Does this research paper prove that warp drives are impossible? Does this preprint prove that warp drives are impossible?
J. Santiago, S. Schuster and M. Visser, "Generic warp drives violate the null energy condition"
It states that the NEC (Null Energy Condition) is violated in this paper and many others: E. W. Lentz, "Breaking the Warp Barrier: Hyper-Fast Solitons in Einstein-Maxwell-Plasma Theory"
 A: It proves that warp drives violate an energy condition that many physicists think is reasonable. The universe of course has no obligation to be reasonable.
The NEC states roughly that the energy embodied in tension or negative pressure cannot be larger than the density of mass-energy somewhere. That is very extreme: no known material can do it, and were such things possible many other crazy things would be possible. Yet the energy conditions have not always worked so well. But few physicists would bet they can exist for real.
A: As Santiago et al say, there have been no-go theorems ruling out warp drives for decades. In fact, as far as I can tell, those earlier results already disprove the claims in Lentz and the other recent articles that Santiago et al are primarily responding to.
This doesn't mean that warp drives are impossible, as you can evade no-go theorems by violating their assumptions, but I think that no one, including Lentz, has managed to do that.

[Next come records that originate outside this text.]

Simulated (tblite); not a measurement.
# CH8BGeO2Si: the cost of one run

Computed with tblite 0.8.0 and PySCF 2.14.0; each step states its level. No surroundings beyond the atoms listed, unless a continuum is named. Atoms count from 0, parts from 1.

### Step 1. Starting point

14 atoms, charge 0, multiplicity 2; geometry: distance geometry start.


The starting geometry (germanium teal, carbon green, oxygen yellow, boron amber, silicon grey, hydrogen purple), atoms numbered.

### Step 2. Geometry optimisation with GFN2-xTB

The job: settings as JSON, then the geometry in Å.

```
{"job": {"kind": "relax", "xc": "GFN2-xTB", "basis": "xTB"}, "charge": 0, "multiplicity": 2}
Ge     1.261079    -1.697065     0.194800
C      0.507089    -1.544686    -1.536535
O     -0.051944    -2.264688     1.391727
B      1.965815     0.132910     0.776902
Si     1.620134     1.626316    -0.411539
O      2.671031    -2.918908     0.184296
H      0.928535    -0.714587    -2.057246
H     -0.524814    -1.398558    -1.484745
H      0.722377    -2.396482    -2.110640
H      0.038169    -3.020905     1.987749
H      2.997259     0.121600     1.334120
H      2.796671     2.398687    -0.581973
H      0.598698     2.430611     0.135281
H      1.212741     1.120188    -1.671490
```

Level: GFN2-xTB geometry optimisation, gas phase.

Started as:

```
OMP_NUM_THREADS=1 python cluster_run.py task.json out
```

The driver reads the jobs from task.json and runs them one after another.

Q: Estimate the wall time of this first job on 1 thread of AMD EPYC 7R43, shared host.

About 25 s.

Earlier no-go results usually show violation of the weak (or sometimes strong) energy condition. Santiago et al show violation of the null energy condition, which is a stronger result. On the other hand they consider only warp drive geometries that can be written in a certain form. It is (they claim) general enough to include all or almost all of the warp drives proposed in the literature, but it seems less general that the definition of warp drive used in some previous no-go results.
A: No.
Regarding to that specific paper, they analysed only a family of metrics, which apparently does not even cover Lentz ansatz.
In general, be aware of no-go theorems that rely on too many assumptions. Even if you can argue with certainty that in the given mathematical framework something is impossible, you cannot guarantee that such framework, including every single assumption, describe our universe exactly.